On April 23, 1910, President Teddy Roosevelt delivered a speech (Citizenship in a Republic) at the Sobonne in Paris, France. Within the speech is an extended passage that has become known as, “The Man in the Arena”:
It is not the critic who counts; not the man who points out how the strong man stumbles, or where the doer of deeds could have done them better. The credit belongs to the man who is actually in the arena, whose face is marred by dust and sweat and blood; who strives valiantly; who errs, who comes short again and again, because there is no effort without error and shortcoming; but who does actually strive to do the deeds; who knows great enthusiasms, the great devotions; who spends himself in a worthy cause; who at the best knows in the end the triumph of high achievement, and who at the worst, if he fails, at least fails while daring greatly, so that his place shall never be with those cold and timid souls who neither know victory nor defeat.
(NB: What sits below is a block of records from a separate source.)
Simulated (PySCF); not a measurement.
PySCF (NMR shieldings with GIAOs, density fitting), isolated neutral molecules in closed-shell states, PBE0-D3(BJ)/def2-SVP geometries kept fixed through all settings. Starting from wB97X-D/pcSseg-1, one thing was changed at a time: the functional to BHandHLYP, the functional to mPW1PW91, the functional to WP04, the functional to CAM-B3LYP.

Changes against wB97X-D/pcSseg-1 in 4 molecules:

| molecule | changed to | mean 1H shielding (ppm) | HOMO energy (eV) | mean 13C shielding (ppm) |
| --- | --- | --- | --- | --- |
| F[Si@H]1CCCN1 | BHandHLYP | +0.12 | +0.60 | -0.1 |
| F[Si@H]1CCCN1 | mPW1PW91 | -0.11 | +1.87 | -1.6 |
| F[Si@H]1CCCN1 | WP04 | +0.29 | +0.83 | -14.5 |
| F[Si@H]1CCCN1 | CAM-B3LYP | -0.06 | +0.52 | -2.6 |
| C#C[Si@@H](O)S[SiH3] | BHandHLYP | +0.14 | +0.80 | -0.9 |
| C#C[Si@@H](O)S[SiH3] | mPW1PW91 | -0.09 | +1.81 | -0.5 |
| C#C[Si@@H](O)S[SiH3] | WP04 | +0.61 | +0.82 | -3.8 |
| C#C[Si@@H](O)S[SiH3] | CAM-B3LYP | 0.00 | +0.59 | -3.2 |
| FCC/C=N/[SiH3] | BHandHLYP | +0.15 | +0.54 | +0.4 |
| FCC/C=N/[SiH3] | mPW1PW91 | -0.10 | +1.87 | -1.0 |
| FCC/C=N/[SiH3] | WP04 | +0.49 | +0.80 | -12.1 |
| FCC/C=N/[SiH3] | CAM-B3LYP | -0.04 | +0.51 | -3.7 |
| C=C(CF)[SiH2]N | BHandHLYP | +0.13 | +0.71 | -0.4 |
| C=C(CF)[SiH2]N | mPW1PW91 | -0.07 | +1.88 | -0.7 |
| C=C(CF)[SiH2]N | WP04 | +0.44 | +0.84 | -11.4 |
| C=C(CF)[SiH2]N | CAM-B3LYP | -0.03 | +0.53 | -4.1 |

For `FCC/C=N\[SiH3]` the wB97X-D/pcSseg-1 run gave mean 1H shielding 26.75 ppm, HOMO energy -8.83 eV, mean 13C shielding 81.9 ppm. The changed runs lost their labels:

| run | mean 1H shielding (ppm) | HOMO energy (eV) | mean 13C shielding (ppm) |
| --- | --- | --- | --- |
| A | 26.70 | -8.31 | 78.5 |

It is only by recognizing our vulnerability that we summon the courage to step in that arena!
In her MindQuest Post last year, Embracing “Vulnerability” and being “Brave”. Personal conversations on “Stepping into the Arena”, Justine Cambell considers the ideas of vulnerability and daring greatly. She utilizes an interview process to dispel many of the myths associated with vulnerability and shine a light on it’s personal and professional value. Some ideas include:
• “Everything you are looking for in a fulfilled and happy life starts right here, in being truly and comfortably vulnerable and brave.”
• “Rarely is comfortable choice the courageous choice!”
• “Vulnerability is all about showing up and allowing yourself to be seen, when there are no guarantees as to how it will turn out.”
• “When we are exposed to the possibility of attack or failure, we are also exposed to the possibility of greatness.”
• “Vulnerability isn’t about being weak, it’s about being open, open to the possibility of failure and the possibility of success.”
• We don’t “step into the arena” when we pass up opportunities that make us feel uncomfortable. Further, we don’t step into the arena when we don’t try because we know there is the possibility that we might fail!”
• “Friends are the family you have chosen. Ultimately it will be your friends who are going to help pick you up, dust you off, and get you back into the arena.”
• “The critics are the ones who are not into the arena in their own lives.”
• Perhaps the most common critic that we all know are the critics we have in our own head. We need to work out whether the self-talk is worth listening to in order to protect us from danger, or whether it is just us struggling with taking that courageous step into vulnerability.”
• “If we are brave enough often enough we will fall, this is the physics of vulnerability!
Embracing vulnerability is an act of courage! As Wayne Gretzky once said, “You miss 100% of the shots you never take!” Take the shot!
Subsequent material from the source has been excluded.